TORONTO — Canada’s main stock index ended up for the week despite slipping Friday after a June jobs report reinforced expectations that the central bank will pursue another aggressive interest rate hike next week.
“Today is all about jobs and what that entails,” said Allan Small, senior investment adviser at IA Private Wealth.
In Canada, the economy lost 43,000 jobs last month but the unemployment rate fell to a record low of 4.9 per cent. In the U.S., employment continued to be strong and beat expectations with 372,000 jobs created and the unemployment rate remaining at 3.6 per cent.
Small said the jobs reports won’t stop central banks from raising rates.
“They might even have a little bit more ammunition on the U.S. side to raise rates. And even in Canada, they’re going to go at least 75 points next week, and then we’ll see what happens after that,” he said in an interview.

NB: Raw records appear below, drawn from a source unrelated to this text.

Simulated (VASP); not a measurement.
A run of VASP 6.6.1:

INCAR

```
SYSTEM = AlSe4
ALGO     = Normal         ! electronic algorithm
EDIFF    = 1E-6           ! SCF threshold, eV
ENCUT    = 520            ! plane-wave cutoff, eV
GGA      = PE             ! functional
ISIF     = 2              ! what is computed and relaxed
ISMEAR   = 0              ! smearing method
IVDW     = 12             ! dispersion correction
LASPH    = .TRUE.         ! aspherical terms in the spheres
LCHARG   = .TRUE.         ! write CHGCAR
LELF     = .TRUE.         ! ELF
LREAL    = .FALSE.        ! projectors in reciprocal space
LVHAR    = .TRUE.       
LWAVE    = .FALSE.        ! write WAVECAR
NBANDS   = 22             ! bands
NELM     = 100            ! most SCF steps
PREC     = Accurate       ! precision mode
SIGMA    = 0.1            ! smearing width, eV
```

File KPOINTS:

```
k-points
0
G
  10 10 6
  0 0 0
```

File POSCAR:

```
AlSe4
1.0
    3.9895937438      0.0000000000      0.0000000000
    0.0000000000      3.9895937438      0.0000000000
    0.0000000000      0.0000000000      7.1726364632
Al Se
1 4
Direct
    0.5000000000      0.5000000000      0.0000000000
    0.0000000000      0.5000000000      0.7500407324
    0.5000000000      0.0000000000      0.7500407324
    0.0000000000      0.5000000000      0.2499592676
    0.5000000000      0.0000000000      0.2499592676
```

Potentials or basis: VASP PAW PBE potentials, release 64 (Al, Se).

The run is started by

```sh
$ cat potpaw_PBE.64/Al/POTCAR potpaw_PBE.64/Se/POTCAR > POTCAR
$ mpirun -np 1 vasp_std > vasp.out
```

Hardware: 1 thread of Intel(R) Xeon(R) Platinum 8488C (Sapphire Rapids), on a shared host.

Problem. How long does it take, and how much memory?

Small said it’s a situation where bad news is good and positive news is bad. In this case, strong U.S. employment won’t cause the Federal Reserve to pull their feet off the pedal from planned aggressive rate hikes.
“It wasn’t a number that the Fed will say, ‘Oh OK, things are slowing, maybe we won’t raise as much.’ … It was a number that they’re going to say we could see things are slowing but not enough yet and they’re going to probably raise 75 bps.”
The S&P/TSX composite index closed down 40.31 points to 19,022.86.
In New York, the Dow Jones industrial average was down 46.40 points at 31,338.15. The S&P 500 index was down 3.24 points at 3,899.38, while the Nasdaq composite was up 13.96 points at 11,635.31.
Energy and materials were among the seven sectors that were lower on the day.
Energy lost 1.1 per cent even as crude oil prices rose, with Crescent Point Energy Corp. and Athabasca Oil Corp. down 3.0 and 2.7 per cent, respectively.
The August crude contract was up US$2.06 at US$104.79 per barrel and the August natural gas contract was down 26.3 cents at US$6.03 per mmBTU.
The Canadian dollar traded for 77.11 cents US compared with 77.01 cents US on Thursday.
Capstone Mining Corp. lost 10.2 per cent and HudBay Minerals Inc. were down 7.6 per cent to push the materials sector lower despite higher bullion prices.
The August gold contract was up US$2.60 at US$1,742.30 an ounce and the September copper contract was down five cents at US$3.52 a pound.
Telecommunications was softer as shares of Rogers Communications Inc. led the sector lower, dropping 1.2 per cent as it suffered a widespread network outage that left many customers without mobile and internet service.
North American stock markets ended the week higher. The TSX increased 0.9 per cent, while U.S. markets were up between 0.8 and 4.6 per cent.
Small said he’s hopeful that stock markets will regain a lot of their losses in the coming months.
“I really believe that the U.S. markets and even our market will have a positive second half to the year based on the fact that I think the central banks are going to slow down their interest rate hikes. I don’t think they can maintain this pace without taking us into a recession.”
This report by The Canadian Press was first published July 8, 2022.
Companies in this story: (TSX:CPG, TSX:ATH, TSX:CS, TSXHBM, TSX:GSPTSE, TSX_CADUSD=X)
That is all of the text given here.